Security in a clustered environment is an important issue, but the current release of OSCAR was not built with security in mind. It is therefore preferable to install OSCAR on a private network with very limited outside access. OSCAR installs a firewall called pfilter on each node. The firewall is preconfigured to allow unrestricted network communications between machines in the cluster but to tightly control access with the outside world. Future releases of OSCAR will incorporat e more robust security.
Installing OSCAR is a matter of performing a vanilla Linux build (using the predefined RedHat Workstation installation is sufficient), downloading the OSCAR binaries from the Web, unpacking these binaries, and then running the OSCAR Installation Wizard by executing a script called install_cluster. The Wizard runs further scripts that examine the operating system configuration and automatically install, configure, and enable any additional Linux services required before presenting a GUI that allows you to install and configure OSCAR as shown in Figure 1. It is recommended that you do not apply any patches to the operating system, as OSCAR supplies its own (using non-OSCAR updates to the operating system can cause internal errors and conflicts within the various OSCAR components).
The OSCAR Installation Wizard requires access to the operating system packages (in RPM format) needed to install Linux. Prior to running the OSCAR Installation Wizard, these files should simply be copied directly from the same CDs used to set up Linux on the head node to the directory /tftpboot/rpm. OSCAR expects the head node and compute nodes to use the same version of Linux.
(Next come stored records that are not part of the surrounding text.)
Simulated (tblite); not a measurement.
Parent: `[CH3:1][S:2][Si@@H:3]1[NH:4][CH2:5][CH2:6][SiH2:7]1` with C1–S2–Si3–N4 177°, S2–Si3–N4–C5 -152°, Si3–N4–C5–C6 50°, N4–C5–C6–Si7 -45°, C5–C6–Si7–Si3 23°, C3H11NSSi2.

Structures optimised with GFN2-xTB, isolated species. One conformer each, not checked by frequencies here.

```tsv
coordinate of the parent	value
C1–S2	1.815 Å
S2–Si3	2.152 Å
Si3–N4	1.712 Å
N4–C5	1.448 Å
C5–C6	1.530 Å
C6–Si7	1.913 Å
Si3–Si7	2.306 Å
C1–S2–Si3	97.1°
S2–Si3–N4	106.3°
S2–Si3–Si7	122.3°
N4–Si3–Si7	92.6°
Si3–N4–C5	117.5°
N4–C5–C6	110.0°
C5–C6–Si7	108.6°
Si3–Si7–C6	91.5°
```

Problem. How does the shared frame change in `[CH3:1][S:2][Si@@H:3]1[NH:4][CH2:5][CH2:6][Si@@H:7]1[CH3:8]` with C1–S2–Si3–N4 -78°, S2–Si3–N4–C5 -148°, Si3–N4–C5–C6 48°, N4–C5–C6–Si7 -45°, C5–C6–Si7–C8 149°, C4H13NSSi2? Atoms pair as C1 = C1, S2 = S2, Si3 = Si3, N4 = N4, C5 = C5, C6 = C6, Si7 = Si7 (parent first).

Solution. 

You will need approximately 2GB of free disk space to hold the RPMs for RedHat Linux. You will also need a further 2GB of disk space for holding the client image generated by the OSCAR Installation Wizard.
Installing OSCAR is a matter of stepping through the stages presented by the OSCAR Installation Wizard:
- Select OSCAR Packages to Install. This button displays a panel that allows you to select the OSCAR packages to install (Figure 2) . Some packages are described as core, meaning they cannot be deselected, while others are optional. However, unless you have good reason, it is recommended that you leave all packages selected.
- Configure Selected OSCAR Packages. This button displays another panel allowing you to configure those OSCAR packages that have modifiable options (Figure 3) . Use the Environment Switcher option to specify the MPI library to use, and the kernel_picker option to specify which kernel image to use when building the client image. Other options may be available, depending on which OSCAR packages have been selected. In most cases, the default configuration should be sufficient.
- Install OSCAR Server Packages. This button installs the selected OSCAR packages on the server. You can monitor the progress of the installation using the messages displayed in the console windows used to start the OSCAR Installation Wizard.
- Build OSCAR Client Image. This button displays a pane l allowing you to specify options (image name, location, and so on) for SIS as it creates the client image (Figure 4) . If you are using DHCP, select an appropriate IP Assignment Method. The Post Install Action option specifies what action will be taken on the client computer after successful installation of the image. Click Build Image to create the image (again, you can follow the progress in the console window).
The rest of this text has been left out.